After Hanson and his late wife protected their land from development, other Cougar Bay property owners followed suit. About 700 acres have been protected near the shallow bay south of Coeur d’Alene – some through the Inland Northwest Land Conservancy, and other parcels through complimentary work by the U.S. Bureau of Land Management, Kootenai County and the Nature Conservancy.
When multiple parcels are protected in a single area, it helps preserve migration corridors for wildlife and keeps larger pieces of habitat intact.
Word of mouth among neighbors helps spread information about conservation easements. DeForest also gives talks at garden clubs and Rotary luncheons and networks with estate planners and private foresters who have landowners as clients.
“We like to go where we’re wanted,” DeForest said.
In the case of Audubon Lake near Reardan, bird watchers alerted the conservancy about critical habitat threatened with development. The shallow lake is a resting and feeding stopover for waterfowl on the Pacific Flyway.
“It’s not a big lake, but it’s a very valuable place,” Alonso said. “At certain times of the year, you can see tundra swans. … There are red-tailed hawks, kestrels, ducks, geese, grebes and basic songbirds – from marsh wrens to yellow-headed blackbirds.”
When a “for sale” sign appeared on the property, the Spokane Audubon Society lobbied DeForest to get the Inland Northwest Land Conservancy involved. Money was raised for the $50,000 down payment. The conservancy bought Audubon Lake and held on to it until the Washington Department of Fish and Wildlife could acquire it.

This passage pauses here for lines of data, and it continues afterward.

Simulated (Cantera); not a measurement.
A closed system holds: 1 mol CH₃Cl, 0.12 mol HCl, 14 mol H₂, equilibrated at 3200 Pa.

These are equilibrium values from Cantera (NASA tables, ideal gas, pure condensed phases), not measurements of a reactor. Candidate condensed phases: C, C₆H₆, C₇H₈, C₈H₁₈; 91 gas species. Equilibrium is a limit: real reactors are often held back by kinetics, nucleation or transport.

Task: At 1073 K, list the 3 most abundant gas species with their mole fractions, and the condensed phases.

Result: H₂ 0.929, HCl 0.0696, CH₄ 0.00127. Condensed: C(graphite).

Preserving Audubon Lake is “one of the triumphs of environmentalists here in the past 25 years, and it’s one we treasure,” Alonso said.
“You know what the birds need,” DeForest told local Audubon members. “Let us do the real estate.”
This year, the conservancy has helped protect 3,000 acres in the region. “We’re swamped with the fruits of years of slideshows and PowerPoints,” DeForest said.
Between rapid population growth and climate change, it’s critical to identify and protect the areas native wildlife will need to survive in the future, he said.
“Long after I’m gone, I hope the hummingbirds are still showing up at the lake and feeding and raising their young,” he said.